And there, in essence, is what makes a good Jewish joke. In my opinion, Jewish humour is firmly rooted in a deep-seated insecurity.

I've performed my brand of Jewish stand-up comedy around the world. From barmitzvahs in Bushey to fund raisers in Cape Town. I won the title ''Jewish Performer Of the Year'' at the London Palladium and once performed to 6,000 Jews at Wembley Arena.

Yet, in spite of all of these achievements, I'm still an anxious comic. Is the subject matter accessible? Am I simply perpetuating a stereotype? Will anybody be offended? Does Jackie Mason do a similar routine? Do I care if Jackie Mason does a similar routine? Does Jackie Mason have lawyers who'll sue me over the routine? Why am I obsessing about Jackie Mason?

I remember, about five years ago, performing a one-man show at the Radlett Centre. I have to admit that I had the entire audience in the palm of my hand. I say entire; there was one chap on the front row who hadn't chuckled, let alone, cracked a smile throughout the evening. He became my focus. My target. My personal challenge.

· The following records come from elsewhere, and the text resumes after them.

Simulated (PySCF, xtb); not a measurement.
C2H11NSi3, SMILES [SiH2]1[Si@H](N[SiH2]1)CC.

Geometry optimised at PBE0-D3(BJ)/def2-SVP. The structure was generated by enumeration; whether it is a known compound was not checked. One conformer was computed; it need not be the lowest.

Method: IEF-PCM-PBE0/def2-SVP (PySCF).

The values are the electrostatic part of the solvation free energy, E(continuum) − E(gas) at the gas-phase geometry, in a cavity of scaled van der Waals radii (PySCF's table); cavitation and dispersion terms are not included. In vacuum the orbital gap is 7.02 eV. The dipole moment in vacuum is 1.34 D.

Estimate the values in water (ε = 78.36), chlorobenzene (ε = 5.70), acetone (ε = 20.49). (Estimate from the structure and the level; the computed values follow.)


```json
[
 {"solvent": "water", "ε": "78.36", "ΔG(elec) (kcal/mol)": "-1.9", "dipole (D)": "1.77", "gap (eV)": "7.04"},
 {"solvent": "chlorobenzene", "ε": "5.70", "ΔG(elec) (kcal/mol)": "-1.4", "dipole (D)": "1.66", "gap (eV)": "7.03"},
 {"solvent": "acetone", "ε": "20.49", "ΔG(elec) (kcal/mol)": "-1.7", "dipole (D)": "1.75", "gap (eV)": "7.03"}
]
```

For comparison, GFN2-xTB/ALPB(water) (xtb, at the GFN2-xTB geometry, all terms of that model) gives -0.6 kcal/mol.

It didn't matter at all that 99 per cent of the room were obviously enjoying my jokes. He bothered me. What was it that this person didn't like? The subject matter? The way I looked? The way I spoke? Or the fact that I'd heard Radlett had been the subject of a documentary on wife-swapping? I made it clear, Jews weren't involved. Too much to organise: ''Am I coming to you? Are you coming to me? Can we split the cost of a cab?'' Still nothing. After about 40 minutes, I'd had enough. I asked the crew to put on the house lights. You can imagine my relief when I saw the man in question was actually fast asleep.

Life experiences have certainly shaped my humour. The more I see the ways we, as Jewish people, interact with one another, the more I - fortunately - find funny.

There's a delightful positive negativity about us as a people. Woody Allen once said: "I don't know if there's an afterlife. But just in case, I'm taking a spare change of underwear." In the face of death, he still worries about his pants.

"See this pocket watch? My grandfather, on his death bed, sold me this watch", to quote another gem from the master of stand-up comedy.

Over the years, I've learned to develop a self-effacing style of comedy that I find works so much better for my shows for a Jewish audience than it does for a non-Jewish one.

I'm making a very broad generalisation here but, in my experience, non-Jewish audiences like to see a bit more bluff and bravado, sway and swagger, puffing of the chest, and as I don't possess much of a chest, (more mid-life crisis man boobs), I definitely feel much more at home performing to Jewish people.

The first time I mentioned I was Jewish on stage was early on in my career and I didn't have the "comedy tools" to deal with what followed. A man, possibly Neanderthal, from the back of this bear pit of a comedy club yelled, "Why don't you **** off back home to Hampstead mate!"

I was frozen to the spot. I mumbled something about him being a Nazi and skulked off stage to an uncomfortable silence. If only I'd had the confidence to throw my hands up in the air and reply, "Hampstead! You think I can afford to live in Hampstead? Have you seen the prices?" That's what is known as positive negativity.

On June 13, I will be performing all the best bits from my Jewish shows at the Duchess Theatre in London. Of course I'll be anxious. Anxious it's a sell-out. Anxious that people won't mind - and blurt it out - if they've heard some of my jokes before. Anxious the seating is comfortable and the air-conditioning is working and that it's not too hot and it's not too cold.

I'll be anxious. Hence Mark Maier's Greatest Schvitz.

From our inability to order what's on the menu at a restaurant, to our inability to operate heavy machinery, I'm planning to leave no stone unturned. I'll discuss how it's possible everyone found trouble parking, to where is still open to eat after the show.

Any personality traits, foibles or character quirks that you identify with in this show are entirely deliberate.